Once the large fires were stopped, we lost our native shrublands along with our grasslands. Large oak barrens and thickets of hazel are a thing of the past.
Despite these enormous changes, most shrubland bird species are still present in the region — a testament to their adaptability. Today, they are just as likely to be using invasives such as honeysuckle, buckthorn, or Osage orange as they are native plum or viburnum. While some animals such as butterflies will only use one specific plant species, birds are less picky, responding to the structure of shrubs and shrublands — if a plant’s got the right shape, size, height, and location, it will probably serve for shelter, lookout, nest site, and camouflage from predators.
But numbers of many shrubland species are declining, and some of these declines are beginning to cause real concern. In fact, only grassland birds as a group are declining more rapidly than shrubland birds across the United States.
Photos from left: Dave Jagodzinski, Richard Day/Daybreak Imagery, Kanae Hirabayashi.
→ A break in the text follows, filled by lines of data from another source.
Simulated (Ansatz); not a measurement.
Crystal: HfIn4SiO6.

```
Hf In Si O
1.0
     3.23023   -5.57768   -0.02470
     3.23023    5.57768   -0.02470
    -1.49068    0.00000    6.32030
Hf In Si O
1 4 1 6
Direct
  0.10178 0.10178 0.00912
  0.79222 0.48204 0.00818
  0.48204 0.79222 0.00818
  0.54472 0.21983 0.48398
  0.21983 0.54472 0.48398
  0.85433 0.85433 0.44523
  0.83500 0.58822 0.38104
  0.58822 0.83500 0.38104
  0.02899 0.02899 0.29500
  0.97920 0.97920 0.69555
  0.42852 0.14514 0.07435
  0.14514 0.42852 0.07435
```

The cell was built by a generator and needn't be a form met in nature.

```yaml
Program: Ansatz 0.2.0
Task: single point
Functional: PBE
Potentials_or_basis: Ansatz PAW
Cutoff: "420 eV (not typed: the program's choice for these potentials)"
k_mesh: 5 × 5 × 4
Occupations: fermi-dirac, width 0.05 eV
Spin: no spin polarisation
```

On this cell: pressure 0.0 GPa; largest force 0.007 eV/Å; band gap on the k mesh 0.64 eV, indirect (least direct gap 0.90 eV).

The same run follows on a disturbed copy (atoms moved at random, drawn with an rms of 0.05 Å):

Some species, such as the field sparrow, are rapidly declining yet still very common. Despite substantial population drops — 2.8 percent per year since 1966 in Illinois, and similar declines nationally — the field sparrow is still easy to find in the right habitat. The brown thrasher and eastern towhee have similar patterns. One reason for the national declines is the change in land-use patterns in the East, as farms are abandoned and forest closes in. That places the burden for maintaining these habitats on the Midwest, an historic stronghold for these birds. Although these species are in no immediate danger, the declines here are troubling.
Others of our threatened shrubland birds are not so common, and have made it onto various national watch lists. These watch lists weigh declines, threats, and the importance of the region to the species in order to advise us which bird species would be the best focus for our conservation energies. The willow flycatcher, Bell’s vireo, blue-winged warbler, black-billed cuckoo, orchard oriole, and loggerhead shrike are all mentioned on the U.S. Fish and Wildlife Service’s List of Birds of Conservation Concern for our region.
The disappearance of habitat accounts for some of the decline in Chicago Wilderness, but medium-sized predators (known as mesopredators) also place enormous pressure on the low-nesting shrubland birds. Raccoons, opossums, snakes, squirrels, jays, and crows all eat eggs and young birds, and they make shrublands a part of their regular beat. The highly fragmented landscape and lack of large carnivores in our expanding metropolis provide perfect conditions for them to saturate shrublands.
Photo: Ray Mathis.
Studies have shown that as coyotes return, songbird populations increase because the coyotes control the mesopredators. Humans also can play an important role in restoring the balance that was upset when we lost our large predators. Chris Whelan, an ornithologist at Midewin National Tallgrass Prairie, and others believe that when the price of raccoon pelts drops below a certain level, our local songbirds suffer — apparently, the collar counties support a number of raccoon trappers. Deer control is important, too. Studies in the East show that habitat destruction caused by deer overpopulation can take a heavy toll on birds of shrubby woodlands.
Right now, it is uncommon to find a local restoration plan that contains any serious planning for shrubland birds. But if our local history of prairie and savanna restoration is any guide, these declines will serve as a call to action, and we will find abundant local talent ready to take on the challenge.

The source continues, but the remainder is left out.